Protecting Australians from Terrorism
Petro Georgiou has announced that he will introduce a bill in Parliament to establish the position of independent reviewer of Australian terrorism laws, whose reviews will be tabled in Parliament. You can read his arguments for doing so in his article posted here.
Among the points he makes are: “A democracy’s response to the threat of terrorism cannot simply comprise the enactment of more stringent laws and the expansion of police and intelligence agencies,” and, “The challenge of protecting security without undermining people’s fundamental rights requires constant vigilance. But the machinery of vigilance in Australia is deficient.”
I will be interested in your responses to his call for the appointment an independent reviewer.
As someone who has been concerned for a long time about the steady erosion of human rights in this country, I would like to give my wholehearted support to Mr. Georgiou’s comments. Australia badly needs an independent body to monitor and review the unprecedented powers given to the government and security services. If the price of safety is liberty, the terrorists have won.

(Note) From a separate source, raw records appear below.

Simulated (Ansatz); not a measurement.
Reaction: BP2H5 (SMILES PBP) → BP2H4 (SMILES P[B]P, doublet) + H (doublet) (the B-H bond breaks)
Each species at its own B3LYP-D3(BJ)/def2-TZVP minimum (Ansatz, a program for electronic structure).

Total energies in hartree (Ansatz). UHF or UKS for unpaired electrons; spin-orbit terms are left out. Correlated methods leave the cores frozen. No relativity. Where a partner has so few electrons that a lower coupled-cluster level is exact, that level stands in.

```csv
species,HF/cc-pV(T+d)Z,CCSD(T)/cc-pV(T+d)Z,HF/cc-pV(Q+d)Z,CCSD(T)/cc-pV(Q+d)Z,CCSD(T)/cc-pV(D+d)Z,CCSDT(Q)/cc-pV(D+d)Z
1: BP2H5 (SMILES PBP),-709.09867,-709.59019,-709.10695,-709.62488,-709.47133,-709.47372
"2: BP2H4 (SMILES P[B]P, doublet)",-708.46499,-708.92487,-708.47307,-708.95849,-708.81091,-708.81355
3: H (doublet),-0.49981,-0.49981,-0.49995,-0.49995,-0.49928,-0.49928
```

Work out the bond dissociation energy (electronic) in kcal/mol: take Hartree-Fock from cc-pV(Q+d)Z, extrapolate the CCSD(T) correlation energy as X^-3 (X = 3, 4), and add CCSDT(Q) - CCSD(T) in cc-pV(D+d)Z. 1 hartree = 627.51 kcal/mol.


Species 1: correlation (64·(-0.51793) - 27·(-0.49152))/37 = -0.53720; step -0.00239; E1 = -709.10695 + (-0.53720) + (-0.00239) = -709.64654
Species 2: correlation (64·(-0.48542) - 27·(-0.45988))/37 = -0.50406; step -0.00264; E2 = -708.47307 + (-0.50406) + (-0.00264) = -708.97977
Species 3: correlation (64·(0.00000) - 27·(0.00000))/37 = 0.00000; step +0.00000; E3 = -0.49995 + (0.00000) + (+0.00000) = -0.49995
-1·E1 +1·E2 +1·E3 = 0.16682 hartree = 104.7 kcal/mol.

If we had a decent constitution which proclaimed our fundamental human rights immutable we would not need such a person to protect us from bad laws as they would not be able to be made in the first place. I found myself unable to vote for either major party in the last election because of the bipartisan support for these terrible laws. (I use the word ‘terrible’ advisedly). We should be pushing for a new constitution meaningful in the 21st century and not just a 19th century trade pact between states.
I fully support Petro Georgio’s call for the creation of an independent reviewer of Australia’s terrorism laws. The incredible powers given to ministers to decide which organisations, or persons, are “terrorists”, often on the basis of political expediency, and the granting of extraordinary powers to police and intelligence organisations, needs careful oversight and scrutiny.
The draconian erosion of human rights under the current laws is evidence enough that Mr Georgiou’s bill is necessary. Terrorism must win if we succumb to bad laws in the vain hope of persuading ourselves that our legal system needs to become our oppressor to fight it.
Our best solution is to give ourselves a relevant Constitution with a Bill of Rights. Then our High Court may be the Reviewer we need. Until this happens, Mr Georgiou’s Bill is one that needs support.
I note with concern that nobody has commented on the fact that Mr. Georgiou’s motion was not only defeated in parliament but that he was silenced by a government motion that ‘he should no longer be heard’
What is this country coming to?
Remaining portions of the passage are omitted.